An overview of The Council of Insurance Agents & Brokers’ Commercial Property/Casualty Market Index Q2/2023
Each quarter, The Council of Insurance Agents & Brokers releases its Commercial Property/Casualty Market Index. Here, we review the Q2 2023 findings, which utilize data from April 1 through June 30, 2023, and provide insights for the current quarter.
PREMIUM PRICE CHANGES
The second quarter of 2023 rolled in much like many of its predecessors as the commercial insurance industry experienced the 23rd consecutive quarter of premium increases across all account sizes. Coming in at an average of 8.9%, rates were up just slightly from the previous quarter’s 8.8%.
Medium accounts saw the biggest impact this quarter at 9.8%, with large accounts a close second at 9.7%, down from 11.8% in Q1. Small accounts rose to 7.2%, up a full percentage point from 6.2% the previous quarter.
Across various commercial lines, premium increases remained comparable to or slightly higher than the previous quarter. There were two lines of business that were outliers however: cyber and commercial property. The average increase for cyber came in at 3.6%, down from 8.4%, which is one of the strongest signs of relief for the line thus far.
Commercial property premiums reached 18.3% in Q2, the highest out of all lines of business. Increasing natural catastrophe losses and escalating property values were two prominent culprits according to respondents, who also pointed to the impact of reinsurance capacity. It’s important to note that catastrophe-exposed properties—with or without a favorable loss history—saw rates increases much greater than the average, and in some cases, coverage was difficult to find.
For workers compensation, favorable rates persisted as the line achieved its sixth consecutive quarter in negative territory coming in at -0.7%. Commercial auto reached a less favorable milestone this quarter with an increase of 10.4%, the 50th consecutive quarter with premium increases.
Commonalities among client concerns were high premiums and future premium increases, according to respondents. Some noted rate fatigue, which caused buyers to increase deductibles and lower limits to find relief in premium costs.
NOTABLE LINES OF BUSINESS
Commercial Property
Commercial property premium rates continued to climb due to two key factors: natural catastrophes and reinsurance costs and availability.
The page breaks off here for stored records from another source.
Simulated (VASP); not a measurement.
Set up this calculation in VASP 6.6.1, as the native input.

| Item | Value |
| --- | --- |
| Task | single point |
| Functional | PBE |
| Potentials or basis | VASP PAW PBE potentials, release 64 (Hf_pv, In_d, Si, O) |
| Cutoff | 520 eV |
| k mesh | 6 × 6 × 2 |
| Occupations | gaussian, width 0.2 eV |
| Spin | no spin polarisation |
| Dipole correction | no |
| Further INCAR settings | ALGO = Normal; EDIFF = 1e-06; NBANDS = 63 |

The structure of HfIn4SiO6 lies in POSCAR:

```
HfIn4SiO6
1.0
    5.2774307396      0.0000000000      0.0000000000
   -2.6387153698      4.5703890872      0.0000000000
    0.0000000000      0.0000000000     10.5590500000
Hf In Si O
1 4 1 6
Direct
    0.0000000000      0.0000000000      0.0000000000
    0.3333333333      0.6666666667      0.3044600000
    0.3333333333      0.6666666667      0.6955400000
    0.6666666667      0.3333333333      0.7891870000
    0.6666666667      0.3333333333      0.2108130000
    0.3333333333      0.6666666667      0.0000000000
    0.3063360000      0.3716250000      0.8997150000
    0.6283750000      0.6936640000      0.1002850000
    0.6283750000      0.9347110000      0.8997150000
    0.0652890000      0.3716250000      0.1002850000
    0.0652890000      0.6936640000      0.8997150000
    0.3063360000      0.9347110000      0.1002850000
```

In just the first six months of 2023, a series of severe thunderstorms in the U.S. caused approximately $34 billion in insured losses, according to Swiss Re, the highest ever insured losses in a six-month time frame. The number was “almost twice as high as the annual average natural catastrophe losses for the last ten years, $18.4 billion.”
Coastal property also was hit hard and underwriting capacity decreased, with several respondents mentioning that it was “very difficult to insure in the standard markets.” Property valuations continued to be an issue with carriers pressing for increases and higher deductibles.
Another factor was reinsurance, which added difficulties to the already challenged line of coverage. “Multiple respondents described carriers either cutting capacity or non-renewing existing accounts altogether due to how challenging it was to find reinsurance capacity,” according to the report.
Cyber
On the other end of the spectrum, cyber insurance premium increases have begun to level out considerably compared to just two years ago when average increases reached a peak of 34.3%.
Gains in underwriting capacity were noted by 40% of respondents, up from the previous quarter during which 30% reported an increase, suggesting more carrier appetite for the line and additional competition.
Another consideration for slowing increases was the decrease in reported claims. In Q2, 22% reported a rise in cyber claims, compared to the significantly higher rate of 72% in Q1 2022. Whether mitigation techniques, heightened threat awareness, or decreased attacks were the main contributing factors is hard to tell, but the line is clearly headed in a more favorable direction as predicted in our previous reports.
At this point, the hard market is predicted to continue and impact most lines of coverage likely through the end of 2024. In response, business owners must employ resourcefulness and innovative strategy by engaging an expert insurance advisor who understands the intricacies of risk transfer solutions amid the challenges of securing optimum coverage for the best possible premium and, ultimately, peace of mind.